The home secretary, Theresa May, has announced a major independent inquiry into claims that for decades, accusations and evidence of child abuse were dismissed, ignored and mishandled by many of Britain’s most important institutions.
She also announced a review of the way the Home Office handled sexual abuse allegations passed to it between 1979 and 1995 – including those submitted by MP Geoffrey Dickens to the then home secretary Leon Brittan.
The allegations of organised historic sexual abuse of children by MPs and peers are already sending huge shockwaves through the British establishment; they point to abuses and cover-ups in the care system and the civil service, among others, and have revived long-dormant inquiries into alleged child abuse by powerful figures at the Elm Guest House in Barnes in the early 1980s.
But the claims that have sparked these new investigations also fit a broader pattern of crimes committed in the past, often by the famous and powerful, that have had significant impacts on how the police and other criminal justice agencies work in the present.
In short, they are what some social scientists have described as “signal crimes”.
A special kind of crime
These are crimes whose discovery changes how we individually and collectively think, feel and behave about our safety and security. They cut through the background noise of everyday life, communicating messages about the nature and distribution of risks and threats, reshaping our ordering of social reality, and revealing the boundaries of our moral and behavioural norms.
A number of the historic abuse cases discovered recently fit this description, especially the crimes perpetrated by Rolf Harris, Stuart Hall, Max Clifford and Jimmy Savile. All those cases combined issues of celebrity, criminality, blatant failures by state agencies, and anxiety about appropriate sexual conduct – central themes in periodic re-examinations of British society and culture.
But there is an additional category of past crimes that, although focused on different substantive issues, are proving equally influential in channelling public and political concerns. This category includes the findings of the Hillsborough Independent Panel; the allegations of collusion in unsolved murders against Gerry Adams in Northern Ireland; the unsolved murder of Daniel Morgan; and the activities of undercover police officers.
What has been remarkable to observe has been how, as these cases have mounted in recent years, so has the number of state and social institutions touched by the taint of scandal and culpability. Police, media organisations, schools, central government, social services, the health service, the church – have all been exposed in particular ways.

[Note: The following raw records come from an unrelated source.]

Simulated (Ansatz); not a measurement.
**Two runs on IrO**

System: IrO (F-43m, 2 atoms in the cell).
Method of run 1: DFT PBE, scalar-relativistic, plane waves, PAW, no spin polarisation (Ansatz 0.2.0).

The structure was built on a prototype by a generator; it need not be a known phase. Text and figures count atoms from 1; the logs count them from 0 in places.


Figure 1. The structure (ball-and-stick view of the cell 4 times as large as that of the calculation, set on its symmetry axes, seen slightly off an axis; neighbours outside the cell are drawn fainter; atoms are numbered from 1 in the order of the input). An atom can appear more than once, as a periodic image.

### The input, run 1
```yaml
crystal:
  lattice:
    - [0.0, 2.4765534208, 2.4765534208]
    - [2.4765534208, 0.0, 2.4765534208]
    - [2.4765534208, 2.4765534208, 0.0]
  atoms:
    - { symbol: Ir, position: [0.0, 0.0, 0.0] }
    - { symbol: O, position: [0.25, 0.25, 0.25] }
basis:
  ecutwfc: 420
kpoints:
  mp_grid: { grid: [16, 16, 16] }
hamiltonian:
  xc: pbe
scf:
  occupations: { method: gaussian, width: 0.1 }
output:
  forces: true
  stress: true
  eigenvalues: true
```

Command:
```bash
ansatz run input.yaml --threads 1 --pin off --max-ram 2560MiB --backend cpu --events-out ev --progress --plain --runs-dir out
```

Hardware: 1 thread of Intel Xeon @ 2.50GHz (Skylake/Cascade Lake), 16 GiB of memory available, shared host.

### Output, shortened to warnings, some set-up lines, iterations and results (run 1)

The re-opening of all these cases has thrown up inconvenient and challenging questions about our notions of law, order and justice, and whether we can ever really trust the state and its institutions to protect people from harm.
Reworking the past
These are all signal crimes deriving from historic events. They possess the telltale traits of a phenomenon that can be labelled “retroactive social control”: where past events are placed under new definitions of the situation and in the process new opportunities for the regulation and control of behaviour in the here and now made possible.
In this process, previously hidden crimes and wrongdoing are publicly re-examined and redefined, not just to acknowledge what happened but to reframe the public memory of these events. This, in turn, often triggers criminal justice interventions, even though many years may have passed since the original offence occurred (as in the cases stemming from Operation Yewtree).
This process of retroactively changing how past events are publicly defined and remembered typically involves two key steps, usually achieved either through the courts or some form of public inquiry. First is what we might call the social control of memory; the way in which the content of what is collectively remembered is adjusted and reconstructed. In many cases, this involves the radical recasting of the public reputations of formerly powerful and lauded individuals.
After this is done, there begins a new phase of social control through memory, where reworked public and institutional memories of the past lead to changes in how social control is exerted in the present – for instance, increased likelihood of criminal convictions for the perpetrators of abuse.
The critical point about signal crimes is that although they are relatively few, they exert a disproportionate influence on the public understanding of crime in general.
Ironically, the current cases have emerged just as criminal justice agencies are focusing more and more attention on the future. Technologies for anticipating and preventing crime using big data and the associated strategies of predictive policing and risk-based profiling to manage offenders are beguiling criminal justice leaders and dominating their thinking about future plans.
But at the same time, the legitimacy of the institutions trusted to protect us from crime are being badly corroded by the haunting legacies of crimes past.
It has been announced that the government’s inquiry will be headed by Elizabeth Butler-Sloss, who not only headed the inquiry into the Cleveland child abuse scandal in 1987, but as a judge, ruled in favour of lifelong anonymity for the killers of James Bulger – whose 1993 murder provoked public shock and despair like no other crime of its time.
That experience will surely stand her in good stead as she leads an inquiry into how the British state as a whole apparently failed some of its most vulnerable citizens.